The main theme of the paper is to propose a set of innovative models in a hybrid 
modelling methodology. In doing so, we propose an integration of tools in a dynamic 
framework and demonstrate the benefits of such analysis through applying these 
techniques to case studies. Although different models are applied to the two case 
studies, a comparison is then performed between the two cases in terms of their 
features and type of analysis performed.  

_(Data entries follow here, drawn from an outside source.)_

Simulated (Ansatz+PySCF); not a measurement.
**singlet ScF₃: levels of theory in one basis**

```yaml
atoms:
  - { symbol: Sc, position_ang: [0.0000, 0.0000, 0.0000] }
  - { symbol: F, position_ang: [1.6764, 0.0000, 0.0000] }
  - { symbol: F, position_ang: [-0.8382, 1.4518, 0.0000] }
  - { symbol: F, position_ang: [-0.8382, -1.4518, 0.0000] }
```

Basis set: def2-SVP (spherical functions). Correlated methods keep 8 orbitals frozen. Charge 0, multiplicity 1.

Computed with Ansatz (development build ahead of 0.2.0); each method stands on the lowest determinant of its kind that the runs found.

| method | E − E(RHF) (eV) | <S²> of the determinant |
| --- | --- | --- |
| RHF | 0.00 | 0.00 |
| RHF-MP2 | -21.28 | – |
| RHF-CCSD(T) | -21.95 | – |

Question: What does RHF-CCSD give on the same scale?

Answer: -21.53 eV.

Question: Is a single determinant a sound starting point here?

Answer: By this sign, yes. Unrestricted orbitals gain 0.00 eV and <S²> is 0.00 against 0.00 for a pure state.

Studies related to humanitarian operations (HO) and crisis management (CM) 
have identified the lack of adequate empirical data as a common challenge found in 
the majority of the research work (Starr & Van Wassenhove, 2014). The final link in 
the humanitarian supply chain, that is, contact with beneficiaries of HO, was 
addressed by Balcik & Ak (2014), and again the data challenge was highlighted in this 
work. Procurement issues in HO were also addressed (Eftekhar et al., 2014). There 
were also other lines of investigation, including one related to the incorporation of IT-
enabled multi-agency HO to enhance mutual benefits in refugee camps (Ergun et al., 
2014). Differentiation of goals and objectives in HO (Gralla et al., 2014), and the 
concept of trading off between two conflicting objectives of equity towards 
beneficiaries versus cost-efficiency in HO, were also investigated (McCoy & Lee, 
2014).  

HO and CM may vary from one disaster to another depending on the type and 
scale of the disasters. A disaster may be classified with respect to its cause and level 
of controllability from a purely natural disaster, almost out of causal control, up to a 
purely man-made disaster with high controllability. The scale could also reflect the 
effects, ranging from a small local disaster with minor impacts and losses to a large 
national/international scale with major impacts and casualties. HO&CM could aid 
both categories with respect to various causes and effects. It has been noted that 
experience gained from disaster management assists the stakeholders involved to 
take decisions and promotes the effective establishment of response (Gupta et al., 
2016). 

In the structuring process of a decision problem a vague situation is transformed 
into a structured problem with a set of well-defined elements, relations and 
operations to represent the informing factors, including the views, opinions and 
values of multiple decision-makers (Ishizaka & Labib, 2011). HO&CM problem 
structuring does not necessarily lead to an optimal solution, but it helps in finding 
critical elements. For example, structuring HO&CM responses to nuclear incidents 
and social impacts needs a systematic approach that considers various challenges 
and issues attached to nuclear incidents. A system index (Heng & Tao, 2014) was 
introduced to help policymakers predict the impacts of nuclear accidents in order to 
reduce risks to public safety. They used the multiple-attribute decision-making 
method linked to the Analytic Hierarchy Process (AHP) to indicate indices such as 
public opinion and emergency resources and their weights along with a set of plans 
against nuclear accidents (alternatives), such as:  taking iodine, shelter and 
evacuation, were set. The factors contributing to disasters and their impacts with the 
challenges and constraints for HO&CM have also been studied based on experts’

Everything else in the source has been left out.